Belly putters strike a nerve

CHRIS STEVENSON, SUN MEDIA

, Last Updated: 10:48 AM ET

Golf purists don't like it.

The long putter or belly putter is anchored to the body in the execution of the putting stroke and, in the mind of traditionalists, stretches the rule that equipment must be "traditional and customary in form and make."

The benefit of the long flatstick is supposedly more stability and fewer moving parts for those who tremble over a three-footer (there's no question for some whose enjoyment of the game had been shattered by the yips, the long putter has been a salvation).

I remember, when the long putters were getting popular, Ernie Els arguing for a ban and saying something along the lines of "I believe the nerves and the skill of putting are part of the game."

The Rules of Golf have no limit on the length of a putter, only that it can't be shorter than 18 inches.

The long putter grabbed some spotlight again on the weekend when Tim Clark proved it certainly is not nerve-proof -- as Els might have feared -- as he missed a 12-foot putt for par on the 72nd hole and a seven-footer on the first playoff hole, either of which would have won him the Colonial and earned him his first PGA Tour victory.

Angel Cabrera won the Masters using a PING belly putter. Though it was 39 inches long, he stroked it in a "traditional" method without anchoring it to his body, so a player still hasn't won a major using a long or belly putter (an aside: Mark Lye was the first player to use a long putter on Tour in 1989).

Vijay Singh once went from about 100th in the putting stats to third after switching to a belly putter. Unfortunately for the big man, the magic didn't endure.

One of the latest converts to the belly putter is Brad Fritsch, the former Manotick resident who now lives near Raleigh, N.C. He started using it last week and made his first cut of the year on the Nationwide Tour.

He led the event in putts per round after two rounds and was eighth in putts per green hit in regulation.

He felt he was getting too technical with his short putter.

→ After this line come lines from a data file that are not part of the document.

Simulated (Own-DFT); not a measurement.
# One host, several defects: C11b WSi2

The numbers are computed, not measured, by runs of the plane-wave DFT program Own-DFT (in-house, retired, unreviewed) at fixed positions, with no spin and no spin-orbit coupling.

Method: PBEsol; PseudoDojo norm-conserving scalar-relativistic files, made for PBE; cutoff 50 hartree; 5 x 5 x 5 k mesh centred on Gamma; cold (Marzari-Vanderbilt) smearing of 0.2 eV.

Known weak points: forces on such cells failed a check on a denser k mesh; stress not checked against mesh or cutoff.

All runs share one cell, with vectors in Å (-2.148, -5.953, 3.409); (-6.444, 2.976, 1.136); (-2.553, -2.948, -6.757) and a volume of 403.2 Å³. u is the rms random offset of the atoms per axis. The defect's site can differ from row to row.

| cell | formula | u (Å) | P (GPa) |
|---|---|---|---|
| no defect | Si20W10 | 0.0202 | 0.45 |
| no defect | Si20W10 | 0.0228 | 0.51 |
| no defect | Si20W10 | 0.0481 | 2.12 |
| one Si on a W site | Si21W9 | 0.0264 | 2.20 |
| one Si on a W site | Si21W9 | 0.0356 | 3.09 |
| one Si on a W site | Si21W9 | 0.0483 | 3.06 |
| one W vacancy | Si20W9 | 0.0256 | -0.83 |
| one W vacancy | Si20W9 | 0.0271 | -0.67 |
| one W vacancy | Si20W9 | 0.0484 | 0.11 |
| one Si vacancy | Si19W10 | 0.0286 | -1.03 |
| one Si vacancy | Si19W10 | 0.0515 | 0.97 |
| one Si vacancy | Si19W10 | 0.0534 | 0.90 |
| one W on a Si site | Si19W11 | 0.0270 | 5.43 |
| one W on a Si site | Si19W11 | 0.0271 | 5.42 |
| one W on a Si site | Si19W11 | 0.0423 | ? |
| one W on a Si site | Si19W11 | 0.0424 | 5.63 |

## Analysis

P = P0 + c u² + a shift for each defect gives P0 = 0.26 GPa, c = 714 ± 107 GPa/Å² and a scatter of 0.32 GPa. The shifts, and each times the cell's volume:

"I grabbed the belly putter and every putt was solid. That makes it a lot easier to judge speed," he said. "I think because it is anchored -- how do I say this? -- it takes a lot less execution."

Summing up most people's attitude when it comes to an equipment change, Fritsch said he'll keep using it as long as it works and isn't worried about what people might think.

"I know it's saved a lot of careers and I haven't heard anybody say, 'he wouldn't be out here if it wasn't for the belly putter,'" said Fritsch. "It's available to everyone, so if you think it's such an advantage, why don't you use it?"

While there have rumours off and on of the USGA and the R&A possibly putting a length limit on putters (the length of all other clubs is capped at 48 inches), there is apparently no move afoot now to ban long putters.

But if a belly or long putter is used to win a major, you can bet the debate is likely to start raging again.

HEAR AND THERE: Allen McGee of Haute Plaines looks like he's ready to pick up where he left off last year. The two-time defending OVGA City and District champ (and four-time winner with Kyle Koski of the Sun Scramble City Championship) had rounds of 71 and 73 for a 144 total to win the first Smuggler's Glen Amateur Shootout. Second was Kingston's Brad Revell, of the North Carolina State Wolfpack, after rounds of 71-75-146 on a crappy day, weather-wise...Buckingham's Olivier Legault Roy had a 78 at Deux-Montagnes to qualify for the Optimist International Junior Golf Championship in Florida July 23-Aug. 2 ... Pam Burnside and Susan Pearl teamed to win the annual Marjorie Strong tourney at Greensmere. They topped the A flight of the net tourney with a 72.5, edging Lise Hunter Plouffe and Wanda Pilon of Rivermead (73). Leanne Watt and Bonnie Brown of Lombard Glen won the B flight with a 71 over DiAnne Lafreniere and Moira Stephen (72.5) of the host club. The C flight was won by Glenda Deir and Cathy Wright of Prescott with a 78.5, just in front of Marg Gillgrass and Maureen Slade of Greensmere (79) ... The OVGA's men's B Class Field Day at Brockville was won by Al Spadaccini of the Carleton Golf and Yacht Club with a 77.